Heat transfer vinyl or HTV is incredibly easy to use, and with more ways to cut out designs than ever, more crafters are using it for their DIY projects! Here’s how you can ensure that every HTV craft comes out a success.
What You Need To Properly Iron On HTV
Before heating the iron, make sure you have the following items:
Look at the steam holes on your iron. These determine where the heat comes from, and you'll want it on a nice flat, even surface. Some models have holes all in the middle, but you want them to be on the outside or have no holes at all! When they’re bunched in the middle, the result will be uneven.

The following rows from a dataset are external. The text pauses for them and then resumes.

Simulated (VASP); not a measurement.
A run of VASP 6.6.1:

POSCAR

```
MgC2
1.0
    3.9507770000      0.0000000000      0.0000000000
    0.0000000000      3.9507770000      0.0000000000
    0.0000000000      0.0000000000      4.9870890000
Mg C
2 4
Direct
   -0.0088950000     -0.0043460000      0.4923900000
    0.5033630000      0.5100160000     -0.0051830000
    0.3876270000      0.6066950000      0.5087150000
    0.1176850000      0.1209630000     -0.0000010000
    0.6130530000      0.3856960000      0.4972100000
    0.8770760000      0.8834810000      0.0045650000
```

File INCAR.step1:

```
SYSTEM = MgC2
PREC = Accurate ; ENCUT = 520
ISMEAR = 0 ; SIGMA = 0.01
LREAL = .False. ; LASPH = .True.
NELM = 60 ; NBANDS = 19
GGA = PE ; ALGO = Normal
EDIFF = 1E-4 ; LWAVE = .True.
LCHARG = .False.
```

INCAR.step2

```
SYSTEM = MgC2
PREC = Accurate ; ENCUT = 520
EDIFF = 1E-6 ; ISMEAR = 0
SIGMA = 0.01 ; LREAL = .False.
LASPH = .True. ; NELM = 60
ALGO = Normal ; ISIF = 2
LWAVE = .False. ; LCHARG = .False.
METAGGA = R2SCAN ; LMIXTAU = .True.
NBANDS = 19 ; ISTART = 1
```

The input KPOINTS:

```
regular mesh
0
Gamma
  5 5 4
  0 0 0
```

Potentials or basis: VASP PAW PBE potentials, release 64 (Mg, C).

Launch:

- A sturdy surface, like a table
- A mat or towel to protect the surface beneath your project. If you’re using HTV often enough, think about investing in a heat transfer pillow.
- Heat transfer vinyl
- A Teflon sheet, towel, or multiuse paper to protect your iron.
- And of course, the material you're putting vinyl on!
Check The Heat Setting
If you’ve determined the iron is good to use, the next part to check is the heat setting. Many crafters think that heat transfer vinyl needs a lot of heat and that the longer they apply it, the better the result will be. This isn’t true! The reality is that more heat will ruin the heat transfer vinyl’s adhesive. Many types of HTV won’t need more than 300 degrees Fahrenheit but check with the supplier information to be sure.
Once you’ve got the iron’s heat setting down, you’re almost ready to apply the HTV! Prepare your fabric by ironing it first so that it’s nice and smooth with no wrinkles that would affect the final product. While the material is warm, fold it in half and press it down to make a line down the middle. You’ll need this as a guide!
Applying The HTV
Once you’re ready, take your heat transfer vinyl and, with the sticky side facing out, lightly fold it in half. This won’t ruin your vinyl, but the fold in it will help you line up the design with the line you’ve made on your material. This will make sure the vinyl is straight!
Next, put Teflon sheet, towel, or multiuse paper on top of your HTV; this will protect your iron from getting melted vinyl on it. Press down firmly but not too hard for about 10 to 15 seconds. If the iron didn’t cover the entire design, don’t worry - press it down on these parts, even if they overlap. Press these areas for 10 to 15 seconds also.
Once you’ve pressed all the HTV, you can peel off the vinyl’s carrier sheet. Check to see what kind of peel the HTV recommends; you can peel most types whether they're hot or cold. Once you've peeled the carrier sheet, you’re finished! The process is very easy - just make sure to use the right heat setting and the proper amount of pressure!